Back at Bangalore Moses was ready to get back to work. “Somewhere deep down I still felt a void and I needed a vent for my ambitions. The kids were quite independent then and I felt it was the best time for me to make a career,” she recalls. Luckily, Sonata needed someone to work on ISO certification and they approached her. She broke the confines of the glass ceiling and there was no looking back.
Roles and Responsibilities
“The day I joined work, my boss gave me a file and said: This is your job - PE and QA. And I was sure I was in the middle of a deep sea,” she flashes a smile. Lots of reading found her especially attracted to the emerging field of Quality Assurance. ISO, CMMi, Six Sigma became an inherent part of her even before she realized it. She played an instrumental role in the ISO certification of Sonata before shifting to iGATE.

Rising from a Quality coordinator to head the Quality department at iGATE spanning the next seven years of her career, Moses played an important role in earning them successful CMMi Level 5 certifications before moving to Unisys as Director of Quality Assurance in India.

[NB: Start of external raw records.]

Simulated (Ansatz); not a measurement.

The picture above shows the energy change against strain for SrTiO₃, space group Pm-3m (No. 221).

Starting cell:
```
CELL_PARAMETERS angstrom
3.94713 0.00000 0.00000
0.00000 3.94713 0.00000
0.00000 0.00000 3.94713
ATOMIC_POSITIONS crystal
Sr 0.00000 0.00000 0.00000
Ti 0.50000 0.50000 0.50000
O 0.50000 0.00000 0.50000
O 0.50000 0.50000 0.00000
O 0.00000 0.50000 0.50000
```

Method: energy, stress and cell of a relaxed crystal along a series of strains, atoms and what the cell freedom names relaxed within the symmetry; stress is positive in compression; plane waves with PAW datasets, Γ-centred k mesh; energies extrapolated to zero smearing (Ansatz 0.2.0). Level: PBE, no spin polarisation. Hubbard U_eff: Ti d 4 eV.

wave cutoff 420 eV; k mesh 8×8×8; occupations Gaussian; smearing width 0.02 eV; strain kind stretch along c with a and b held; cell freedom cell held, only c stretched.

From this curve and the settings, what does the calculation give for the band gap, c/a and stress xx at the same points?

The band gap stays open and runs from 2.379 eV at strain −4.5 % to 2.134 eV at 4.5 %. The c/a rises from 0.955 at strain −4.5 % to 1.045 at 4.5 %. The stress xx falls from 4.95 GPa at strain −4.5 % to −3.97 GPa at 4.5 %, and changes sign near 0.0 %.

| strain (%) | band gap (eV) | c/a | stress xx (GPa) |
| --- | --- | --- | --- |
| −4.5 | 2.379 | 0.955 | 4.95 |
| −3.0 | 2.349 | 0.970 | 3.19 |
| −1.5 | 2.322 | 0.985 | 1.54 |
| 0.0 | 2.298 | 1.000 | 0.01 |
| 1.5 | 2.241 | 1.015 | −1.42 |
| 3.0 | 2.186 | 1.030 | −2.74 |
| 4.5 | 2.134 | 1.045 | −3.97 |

A Qualified Lead Auditor of ISO 9001-2000 and a trained CMM Assessor, Moses qualified for a new offer at Unisys within six months of her stay there. Her growing visibility in quality management and quality assurance found her an offer to head the Methodology department of the U.S. based Solutions Development group in Unisys. “They’re a complete software development organization who wanted me to assist them in the CMMi certification.” Over the next few months, Moses’s responsibilities expanded to more than CMMi related activities.
Barricades Faced
She started gaining a visibility into the business process framework of Unisys.
“But all this luck comes at a price,” says Moses, recounting the barricades that a woman faces in networking at office. “It’s easy for men to network as it is for women to multitask. But let a woman let down her hair a little or drink at the same pub with men, you’ll find them becoming shifty.” Men do find it intimidating at times to relate to women who are confident and sure of themselves. A barricade goes up visibly, she feels.

Talking of her new role, she says networking with virtual teams across seas that are culturally different is an art that she’s been trying to master. “Dealing with people across cultures, who run multi-million dollar projects, you need to realize that similar situations in different contexts need different treatments. You need to be able to get your point across without actually seeing them. An art that gets better with practice,” says Moses.
Learning - the Continious Process
Learning has been a continuous process in Moses’s life. She’s very conscious of the fact that she’s never had a godfather. Keeping her eyes and mind open, she’s learnt to absorb “quality” stuff from everyone around her. “One of the most important lessons I’ve learnt is that you have to bulldoze your way through sometimes, while it’s necessary to go slow when required. Imbalances on either side would lead to friction.” The other is the acquired ability to listen. She attributes some of her leadership qualities of dealing with crises, raising issues in the right manner and at the right moment as lessons learnt from her bosses and team—mates in the different organizations she has worked with.

“There may be certain strengths in you that are latent because you think they are not important. But in the course of time and learning those very strengths become essential for your personal and organizational growth,” says Moses–a doctrine she administers to every dormant talent.